My condolences to all of the victims and their families.

As Adam Zagajewski wrote, in a poem published in The New Yorker the week after 9/11, "Try to praise the mutilated world."

That poem comforted me then; I'll post it here now.

Try To Praise The Mutilated World

Adam Zagajewski

Try to praise the mutilated world.
Remember June's long days,
and wild strawberries, drops of wine, the dew.
The nettles that methodically overgrow
the abandoned homesteads of exiles.
You must praise the mutilated world.
You watched the stylish yachts and ships;
one of them had a long trip ahead of it,
while salty oblivion awaited others.
You've seen the refugees heading nowhere,
you've heard the executioners sing joyfully.
You should praise the mutilated world.
Remember the moments when we were together
in a white room and the curtain fluttered.
Return in thought to the concert where music flared.
You gathered acorns in the park in autumn
and leaves eddied over the earth's scars.
Praise the mutilated world
and the grey feather a thrush lost,
and the gentle light that strays and vanishes
and returns.


Translated by Renata Gorczynski

Monday, February 12, 2007

Your Seinfeldian Observation for the Day

So what is the deal with all these people walking around town wearing hats that look like the dog van driven by Jeff Daniels' character in Dumb & Dumber?

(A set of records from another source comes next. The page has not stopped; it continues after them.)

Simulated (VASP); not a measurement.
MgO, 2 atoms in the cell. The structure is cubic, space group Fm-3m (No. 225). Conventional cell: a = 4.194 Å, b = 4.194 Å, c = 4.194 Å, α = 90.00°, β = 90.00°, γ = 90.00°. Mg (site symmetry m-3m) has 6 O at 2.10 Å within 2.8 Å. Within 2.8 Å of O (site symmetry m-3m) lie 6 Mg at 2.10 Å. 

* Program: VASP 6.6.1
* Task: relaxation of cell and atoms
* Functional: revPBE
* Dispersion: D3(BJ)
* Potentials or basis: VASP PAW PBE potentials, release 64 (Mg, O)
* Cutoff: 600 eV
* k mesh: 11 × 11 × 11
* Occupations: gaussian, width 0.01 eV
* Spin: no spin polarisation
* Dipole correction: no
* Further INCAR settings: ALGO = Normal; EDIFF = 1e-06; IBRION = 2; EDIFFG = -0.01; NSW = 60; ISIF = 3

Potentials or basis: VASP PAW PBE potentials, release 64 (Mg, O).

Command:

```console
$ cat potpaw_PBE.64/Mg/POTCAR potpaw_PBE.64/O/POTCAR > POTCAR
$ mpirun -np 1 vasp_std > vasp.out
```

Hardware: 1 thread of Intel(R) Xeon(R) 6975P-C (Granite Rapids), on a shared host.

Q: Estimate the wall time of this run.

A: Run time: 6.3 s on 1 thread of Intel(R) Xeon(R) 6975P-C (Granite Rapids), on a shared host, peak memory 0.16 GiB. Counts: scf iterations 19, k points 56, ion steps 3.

***UPDATE***: I have been informed that the above observation has already appeared on sites such as Gawker.com and Fashionista.something-or-other (I won't link to these because they are stupid). Nevertheless, I maintain that I came up with this on my own, even if it appeared elsewhere on the Internets first.

Thursday, February 08, 2007

Intermission

Work has been very busy, and so not so many blogs recently.

This, though, is one of my new favorite things: clocky.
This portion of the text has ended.